There exist many "variance equality tests", like the F-test and its more robust cousins: Levene's, Bartlett's, the Brown-Forsythe.
Given two samples A and B with variances $\sigma_A^2$ and $\sigma_B^2$, one can use them to evaluate the null and alternate hypotheses:
- H0) $\sigma_A^2 = \sigma_B^2$
- H1) $\sigma_A^2 \neq \sigma_B^2$
Specifically, a sufficiently small $p$ allows us to reject the null hypothesis. But a large $p$ just fails to reject the null. A large $p$ does NOT say the variances are equal. The test is inconclusive.
I am looking for a test which can say the variances are equal. One which constructs the hypotheses with some small $\Delta$ as
H0)
$\sigma_A^2 - \sigma_B^2 \le -\Delta$
or
$\sigma_A^2 - \sigma_B^2 \ge \Delta$
H1)
$-\Delta \lt \sigma_A^2 - \sigma_B^2 \lt \Delta$
and allows rejection of the non-equivalence H0 with a sufficiently small $p$.

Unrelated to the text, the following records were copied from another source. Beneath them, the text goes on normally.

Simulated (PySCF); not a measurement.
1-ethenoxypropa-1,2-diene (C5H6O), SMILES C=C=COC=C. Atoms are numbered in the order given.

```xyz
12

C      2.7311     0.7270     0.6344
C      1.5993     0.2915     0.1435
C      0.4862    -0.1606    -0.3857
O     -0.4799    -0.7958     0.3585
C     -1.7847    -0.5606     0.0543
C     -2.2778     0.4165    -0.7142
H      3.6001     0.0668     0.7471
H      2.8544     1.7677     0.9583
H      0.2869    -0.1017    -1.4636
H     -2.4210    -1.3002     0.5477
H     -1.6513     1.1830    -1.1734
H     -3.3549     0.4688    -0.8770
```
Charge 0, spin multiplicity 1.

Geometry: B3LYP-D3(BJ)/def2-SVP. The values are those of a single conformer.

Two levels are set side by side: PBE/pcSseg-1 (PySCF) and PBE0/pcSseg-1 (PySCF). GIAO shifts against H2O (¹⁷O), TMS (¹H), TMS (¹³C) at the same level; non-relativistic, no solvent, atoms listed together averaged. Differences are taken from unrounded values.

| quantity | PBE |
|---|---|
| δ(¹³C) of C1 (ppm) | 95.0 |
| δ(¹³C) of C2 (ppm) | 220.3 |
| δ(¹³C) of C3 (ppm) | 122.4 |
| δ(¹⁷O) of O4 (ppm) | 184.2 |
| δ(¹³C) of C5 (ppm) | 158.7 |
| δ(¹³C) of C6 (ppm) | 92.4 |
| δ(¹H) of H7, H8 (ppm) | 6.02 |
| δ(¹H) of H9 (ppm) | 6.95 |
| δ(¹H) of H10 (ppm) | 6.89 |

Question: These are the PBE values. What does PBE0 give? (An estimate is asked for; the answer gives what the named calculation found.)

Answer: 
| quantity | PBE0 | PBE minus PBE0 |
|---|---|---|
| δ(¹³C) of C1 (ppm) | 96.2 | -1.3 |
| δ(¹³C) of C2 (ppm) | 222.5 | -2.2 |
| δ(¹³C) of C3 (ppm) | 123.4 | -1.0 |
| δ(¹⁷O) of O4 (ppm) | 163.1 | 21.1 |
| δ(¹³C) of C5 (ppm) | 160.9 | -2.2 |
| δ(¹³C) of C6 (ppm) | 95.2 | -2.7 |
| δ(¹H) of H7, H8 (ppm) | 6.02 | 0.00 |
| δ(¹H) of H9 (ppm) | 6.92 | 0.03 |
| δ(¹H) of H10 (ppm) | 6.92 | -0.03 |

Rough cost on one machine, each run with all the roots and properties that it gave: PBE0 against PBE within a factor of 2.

I think I am asking for something very similar to TOST or Campbell and Ladkens Sec 4, but for distribution variances instead of means. Those are conveniently implemented in R packages here and here, resp.
I figured my problem would be commonplace enough that I could find a similar, single R call. But no luck so far. Help is very appreciated.